Compare Flannery’s paragraph with what I posted on OpEdge earlier this year: “The first thing we notice is that selfishness is equated with both the natural and the good.  Selfishness is the reigning spirit of state-supported capitalism and justification for an inequitable distribution of wealth.  Thus the hidden ideology of all Darwinian myths is the glorification of free-market capitalism.  It is no coincidence that the proliferation of these Darwinian myths in English and American popular science began around the time Margaret Thatcher and Ronald Reagan took office.  It was, and unfortunately remains, the zeitgeist.”

I’ll take Flannery on my side of an issue any day.  He is one of the most articulate and right-thinking scientists around, and I’m surprised that he hasn’t taken over the Carl Sagan role of “Mr. Science” in the mainstream news media.  Perhaps it’s because the mainstream news media is so in thrall to the right-wing that it really doesn’t want to call attention to science by having a universally recognized expert. 

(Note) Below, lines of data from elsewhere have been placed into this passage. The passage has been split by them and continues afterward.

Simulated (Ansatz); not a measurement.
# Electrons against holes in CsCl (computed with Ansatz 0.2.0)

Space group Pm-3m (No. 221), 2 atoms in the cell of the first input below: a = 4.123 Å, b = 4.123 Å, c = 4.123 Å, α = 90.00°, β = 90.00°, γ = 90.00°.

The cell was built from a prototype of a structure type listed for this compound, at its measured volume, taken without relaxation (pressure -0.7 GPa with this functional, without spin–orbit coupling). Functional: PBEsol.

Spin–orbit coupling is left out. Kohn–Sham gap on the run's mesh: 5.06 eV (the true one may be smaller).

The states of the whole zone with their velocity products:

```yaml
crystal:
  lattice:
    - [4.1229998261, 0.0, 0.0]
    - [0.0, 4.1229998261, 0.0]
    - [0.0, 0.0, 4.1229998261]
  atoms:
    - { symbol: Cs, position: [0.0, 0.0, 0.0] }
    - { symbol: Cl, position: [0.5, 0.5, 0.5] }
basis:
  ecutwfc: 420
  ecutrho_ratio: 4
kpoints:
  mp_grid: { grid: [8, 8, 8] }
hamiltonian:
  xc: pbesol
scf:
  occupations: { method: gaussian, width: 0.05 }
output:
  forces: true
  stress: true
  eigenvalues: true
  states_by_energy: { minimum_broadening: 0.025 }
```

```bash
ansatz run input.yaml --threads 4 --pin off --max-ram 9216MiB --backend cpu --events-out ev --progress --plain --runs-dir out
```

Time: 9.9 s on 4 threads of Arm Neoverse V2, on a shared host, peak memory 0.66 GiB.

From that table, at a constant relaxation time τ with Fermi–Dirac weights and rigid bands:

I recommend any of Flannery’s books to anyone, but in particular, The Eternal Frontier: An Ecological History of North America, which plays out the history of North America as a long series of successive invatisions from other parts of the earth, each invasion dramatically changing the ecosystem of the continent.

As usual, I can’t criticize the pop science of Darwinian myths without stating unequivocally that I believe in the theory of evolution because all the facts support it.  What I object to is the attempt by some to spin scientific myths in support of ideology and in particular the false ideology of selfishness.  I’m delighted that Flannery agrees with me about both the theory of evolution and its ideological misuse.